In Freetown harbour, there was a merchant ship that had been commissioned. So it was HMS Philoctetes. So it was a supply ship, see, for the Royal Navy vessels that were working that coast. First of all, I was in a camp, just a holding camp. And then I was on, I was on the Philoctetes, I was working as a stores assistant on the Philoctetes. We went ashore one afternoon with a bunch of buddies, we went swimming from, from a beach, you know. And that’s when one of them noticed that my eye had swelled up and he said, “Dick, we’re going to have to get you back to the ship.” So they took me and took me right to the sick bay and, you know, there’s a male nurse on duty. In the Navy, they used the term, sick bay tiffy, TIFFY, which is the slang term for articifer.
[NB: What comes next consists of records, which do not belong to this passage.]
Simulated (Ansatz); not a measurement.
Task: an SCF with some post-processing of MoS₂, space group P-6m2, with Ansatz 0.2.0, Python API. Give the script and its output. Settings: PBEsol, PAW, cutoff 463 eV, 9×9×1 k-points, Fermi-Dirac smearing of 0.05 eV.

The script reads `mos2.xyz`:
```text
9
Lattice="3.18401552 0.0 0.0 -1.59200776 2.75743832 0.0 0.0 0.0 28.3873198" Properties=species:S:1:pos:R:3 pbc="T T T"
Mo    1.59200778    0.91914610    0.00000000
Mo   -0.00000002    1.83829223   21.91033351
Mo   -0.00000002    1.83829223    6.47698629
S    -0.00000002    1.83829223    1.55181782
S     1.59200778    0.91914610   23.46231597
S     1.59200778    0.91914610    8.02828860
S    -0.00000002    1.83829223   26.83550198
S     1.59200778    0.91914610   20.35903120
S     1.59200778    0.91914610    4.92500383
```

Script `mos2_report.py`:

When you’re in the tropics, for example, one of the things you’re required to take is mepacrine tablets. And they’re yellow. And after you’ve been taking them for a few weeks, the skin colour changes, the pigment, and it goes yellow. So I had that long enough that, you know, my skin had done that. So, and it’s supposed to be a preventative of malaria. And so whether or not officially I had malaria or not, I don’t know.
I was back in England before my 18th birthday. They sent me to Ardrossan in Scotland. Because the war was still on. And at Ardrossan, it was a shore base for the minesweepers. They’d converted the fishing fleet to minesweepers. So we had this food store right on the harbour, the Ardrossan harbour. So you know, these trawlers, what been converted to minesweepers. This, they’re small vessels, they can only carry a certain amount of storage. So we manned that store for 24 hours a day. And during the night, one of us would sleep on a camp cart in the office at the back, so that if one of the sweepers came in and the men were hungry and there was no food, a cook could come to the door, and, you know, wake us, and we’d give them enough food to feed them until the next day.
So I was there in Ardrossan when VE-Day happened. It was amazing. People just poured into the streets. We lived in a house, actually, in the town that was a billet, like, you know. And somebody cooked meals for us there and we had a dorm type setup for sleeping. But I went downtown just to have a drink and was virtually mobbed by people. And I had this horrible mepacrine thing, (laughs) it was still fading, you know. But it made no difference. People just, you know, if you were in uniform, even if you’re doing the most mundane thing, you’re like a hero or something. But it was a wonderful feeling. I mean, you know, the six years of war and suddenly, it’s over.
You know, I’ve said to people, I wouldn’t wish it on my worst friend, worst enemy, but I wouldn’t have missed it for the world. Because it kind of gives you an incredible sense about what’s important.